JERUSALEM (Jul. 13)
Yet another deadline has been set to break the long impasse in the Israeli-Palestinian negotiations.
But despite the flurry of diplomatic activity in recent days — with U.S. Secretary of State Madeleine Albright talking directly to top Israeli and Palestinian officials — it is still far from certain whether any agreement is imminent.
In her latest effort, Albright is now urging Israel and the Palestinians to resume direct negotiations — and the two sides are heeding the call, agreeing to hold meetings after Palestinian Authority Chairman Yasser Arafat returns from a trip to China by the end of the week.
Albright’s call for such a meeting clearly represents a new step by the Clinton administration, which for months has been acting as a go-between for the two sides.
She is in effect sending the two parties back to where they were more than a year ago, when their negotiations collapsed amid a series of mutual recriminations.
Israel, in fact, had favored the direct negotiations with the Palestinians – – until they reached such a stalemate that Jerusalem asked the United States to intervene as mediator.
In recent days, too, Israeli officials welcomed the suggestion that they meet with their Palestinian counterparts.
But in a sign that Jerusalem and Washington had different expectations from such a meeting, U.S. State Department spokesman James Rubin said Monday that the “ball is in the court of the Israelis to try to work with the Palestinians and with us” to reach an agreement on the American plan for breaking the stalemate in the negotiations.
The Palestinian Authority had months ago agreed to the U.S. plan — under which Israel would redeploy from an additional 13 percent of the West Bank in exchange for Palestinian steps on security issues.
Rubin was making it clear once again Monday that the administration believes it is time for Israel to sign on as well.
Indeed, American officials have given the two sides until the end of the month to reach an agreement.
But there have been many previous deadlines — and they came and went without any breakthrough.
Although Israel seems reluctantly to have accepted the general outlines, with some modifications, of the U.S. plan, Netanyahu is still holding out for several conditions that the Palestinians — who claim they have already made a large concession by agreeing to the 13 percent further redeployment — oppose with equal obstinacy.
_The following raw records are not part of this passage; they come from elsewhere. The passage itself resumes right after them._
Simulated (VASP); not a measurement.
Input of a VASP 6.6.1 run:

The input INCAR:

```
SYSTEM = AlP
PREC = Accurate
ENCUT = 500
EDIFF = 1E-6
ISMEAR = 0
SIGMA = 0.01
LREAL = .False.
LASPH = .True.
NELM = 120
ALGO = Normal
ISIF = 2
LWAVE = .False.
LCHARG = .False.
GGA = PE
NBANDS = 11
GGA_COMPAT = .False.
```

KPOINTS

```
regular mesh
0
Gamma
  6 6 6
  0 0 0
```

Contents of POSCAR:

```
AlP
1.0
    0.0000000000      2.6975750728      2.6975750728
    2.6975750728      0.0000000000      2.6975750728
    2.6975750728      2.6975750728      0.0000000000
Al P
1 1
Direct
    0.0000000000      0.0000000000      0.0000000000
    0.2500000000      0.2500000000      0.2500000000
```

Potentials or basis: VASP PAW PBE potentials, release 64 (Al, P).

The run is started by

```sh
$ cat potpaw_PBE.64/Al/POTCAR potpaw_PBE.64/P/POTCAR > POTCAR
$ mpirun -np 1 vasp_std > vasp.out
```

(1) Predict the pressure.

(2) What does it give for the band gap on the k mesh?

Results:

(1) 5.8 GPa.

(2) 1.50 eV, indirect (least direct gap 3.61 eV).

While the prospect of a high-level Israeli-Palestinian meeting raises expectations, many obstacles remain.
Within Netanyahu’s Cabinet, moreover, there are powerful figures — such as Infrastructure Minister Ariel Sharon — who have not agreed to the 13 percent figure.
Given the opposition from hawkish Cabinet and Knesset members, Netanyahu is said to be fearing — as he has for months — the possible fall of his coalition in a Knesset vote of no-confidence in the redeployment agreement, if and when one is reached.
At the same time, moderate figures in the Israeli government are joining U.S. officials in citing the end of July as the deadline for reaching an agreement.
The Third Way Party, which holds four Knesset seats, says it will reconsider its participation in Netanyahu’s government if that date passes without an accord.
The fervently Orthodox Shas Party, with 10 seats, is also voicing its commitment to the peace process and the conclusion of an agreement.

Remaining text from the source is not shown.